VOLCANO ARENAL,
Costa Rica
The next morning, the
four of us piled into the rental car and headed for Volcano Arenal,
4-hour drive
north of us. The scenery was beautiful. Many flowering trees and farmlands.
The trees are spectacular, large and spreading. Looks like pictures I’ve seen
of Africa. The roads were rough and full of potholes and it was killing my
back. It was slow going since the highway was two single lanes and full of
trucks bringing in loads dropped off by the freighters in Puntarenas. They were
all heading on “the road to San Jose” which was the direction we had to take ¾
of the way to the Volcano. It was a tiring challenge passing all these trucks
on the mountain roads but Larry did a spectacular job. The Tico drivers are
unpredictable. They don’t seem to abide by any driving regulations that we are
familiar with or have common sense when they are behind the wheel. As we
finally turned off the main highway and headed on the country road to the
volcano, each mile got more tropical and picturesque. The
landscape was an
endless panorama of rolling hills filled with dracaena and other tropical plants
that we see frequently in our homes. I’m sure these plants end of in our local
nurseries. We passed miles and miles of them. I’m sure we passed coffee
plantations but weren’t sure what they looked like. We were dizzy with the many
twisting turns, and crossing rustic single lane suspension bridges, until we
came around a corner and got our first impact of the view of the Volcano Arenal!
Arenal was dormant from
about 1500 AD until it erupted violently in July 1968 leaving two villages
destroyed and some say 80 people lost their lives. It continues since that
date to be one of the most active volcanoes in the world. In the year 2000,
three people were overtaken by hiking too close. It’s a dangerous place and has
easy unguarded access. We were lucky because on this day we had a clear view of
the top. Many make this long trek only to find their destination hidden in
cloud cover. We had been warned, but it was our lucky day. It was quietly
spewing small puffs of white smoke and looked quite innocent of any potential
bad doing or potential eruptions. Each turn in the road become another picture
perfect glance, as it’s majesty got larger and closer. The soil was a rich
black and red color and the landscape was verdant and full.
TABACON
HOT SPRINGS
We headed for the resort
Tabacon Hot Springs.
It is famous for their beautifully landscaped tropical
grounds that are terraced with natural lava rock soaking pools. The pools are
of varying temperatures and naturally heated by the lava flow. We spent the
afternoon having lunch, soaking in the healing pools, and having cocktails at
the swim up bar. All the while watching the nearby volcano puffing white
smoke. All the people that walked the gardens and soaked in these unique pools
were adorned identification wristbands in case of catastrophe. We also noticed
the over abundance of exit signs and directions to run in case of a n emergency.
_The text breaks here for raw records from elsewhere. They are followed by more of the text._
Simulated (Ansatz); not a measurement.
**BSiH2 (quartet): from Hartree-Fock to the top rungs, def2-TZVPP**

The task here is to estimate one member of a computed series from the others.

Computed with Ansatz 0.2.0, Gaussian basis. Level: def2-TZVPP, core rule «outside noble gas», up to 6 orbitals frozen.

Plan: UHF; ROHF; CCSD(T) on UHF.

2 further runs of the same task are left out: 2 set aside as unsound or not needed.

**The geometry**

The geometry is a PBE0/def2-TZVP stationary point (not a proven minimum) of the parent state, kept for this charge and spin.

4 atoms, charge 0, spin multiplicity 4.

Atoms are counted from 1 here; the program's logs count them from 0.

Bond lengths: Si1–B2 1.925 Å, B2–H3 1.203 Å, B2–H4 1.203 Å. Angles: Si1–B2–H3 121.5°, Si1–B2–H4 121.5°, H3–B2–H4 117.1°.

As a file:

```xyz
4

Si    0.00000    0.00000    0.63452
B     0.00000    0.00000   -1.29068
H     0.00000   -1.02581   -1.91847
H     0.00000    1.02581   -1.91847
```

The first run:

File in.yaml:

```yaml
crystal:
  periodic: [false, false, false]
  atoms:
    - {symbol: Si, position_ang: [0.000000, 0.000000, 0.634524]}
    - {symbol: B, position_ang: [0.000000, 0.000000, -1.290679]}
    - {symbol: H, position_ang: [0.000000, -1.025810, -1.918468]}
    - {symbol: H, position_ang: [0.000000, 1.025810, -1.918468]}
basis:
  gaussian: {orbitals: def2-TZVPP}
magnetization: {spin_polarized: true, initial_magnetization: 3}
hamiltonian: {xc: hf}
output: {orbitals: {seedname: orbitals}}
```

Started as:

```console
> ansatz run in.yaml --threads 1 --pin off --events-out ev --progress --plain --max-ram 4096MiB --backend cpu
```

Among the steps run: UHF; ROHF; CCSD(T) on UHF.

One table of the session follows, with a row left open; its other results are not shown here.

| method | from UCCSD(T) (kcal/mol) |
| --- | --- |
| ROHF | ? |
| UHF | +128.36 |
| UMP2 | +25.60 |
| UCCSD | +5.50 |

Geologists have declared this spa area to be in the high-risk zone. It didn’t
seem to bother the multitude of pleasure seekers who like us were enjoying the
seemingly innocence of the surroundings. (In case you’re wondering, I could
not talk the spa into letting Zigmeister in no matter what ploy I tried. So we
found a vendor across from the spa that gladly let Zig sit by him as he sold his
wares of carved masks and native fabrics. He did not think it unusual or a
burden and did not expect any money in return when we came out although Larry
insisted and rewarded him generously.)
We settled in to our
individual cabanas in the small village of Fortuna just down the road. We
preferred to stay there rather than the busy touristy Tabacon Resort. From
our quiet secluded cabanas we had private porches with locally made
rocking chairs to sit and view the spectacular view of the volcano. It was
as if the volcano was in our own back yard. The
air was cool
in the mountains and we enjoyed not having to run air conditioning. We
listened to the sounds of the exotic wild birds.
We had worked up a
pretty good appetite with all that soaking and driving and headed to the small
vill age for some rotisserie chicken that we had read about. It was an outdoor
restaurant with picnic tables. We were drawn in by the large bunches of garlic
and onions hanging from the front eaves. Behind our table was a large fish tank
with langostinos and tilapia in it. They seemed to starring at us. It was a
little uncomfortable after we had made eye contact with a few of them, to then
see them swooped up with a fish net by the waiter, and then minutes later,
served at a nearby table for dinner. After that, we preferred not to make any
further communication with them. We decided instead to order roasted chicken
with garlic sauce and it was the best I’ve ever eaten. We ordered an extra half
chicken for Ziggy who thought the same! That chicken w as soooo good I’ll be
wishing I could get some when I’m back home.
We slept like logs and
awoke at dawn to see the Volcano actively smoking and lava flowing down the
side. I was irritated to hear from other people at breakfast that they had
stayed up during the night and saw a spectacular show as the Volcano was
erupting red lava. We hated to have missed that.
LAKE
ARENAL
Reluctantly, we had a
long day ahead of us and decid ed we needed to get going. We were going to head
further north rather than repeating the same scenery. We had asked a few locals
if the road around Lake Arenal was passable. We were assured that if we had a
four-wheel drive we could make it. We were warned that a few areas were washed
out at the bridges but were repaired enough to get by. So, we unanimously
decided that’s the direction we wanted to go. We consulted the map and decided
it would be longer but would eventually hook up with the Pan American HWY. This
would probably be a better road with fewer trucks on the way back. It also gave
us the opportunity to see Lake Arenal, which is world famous for wind surfing.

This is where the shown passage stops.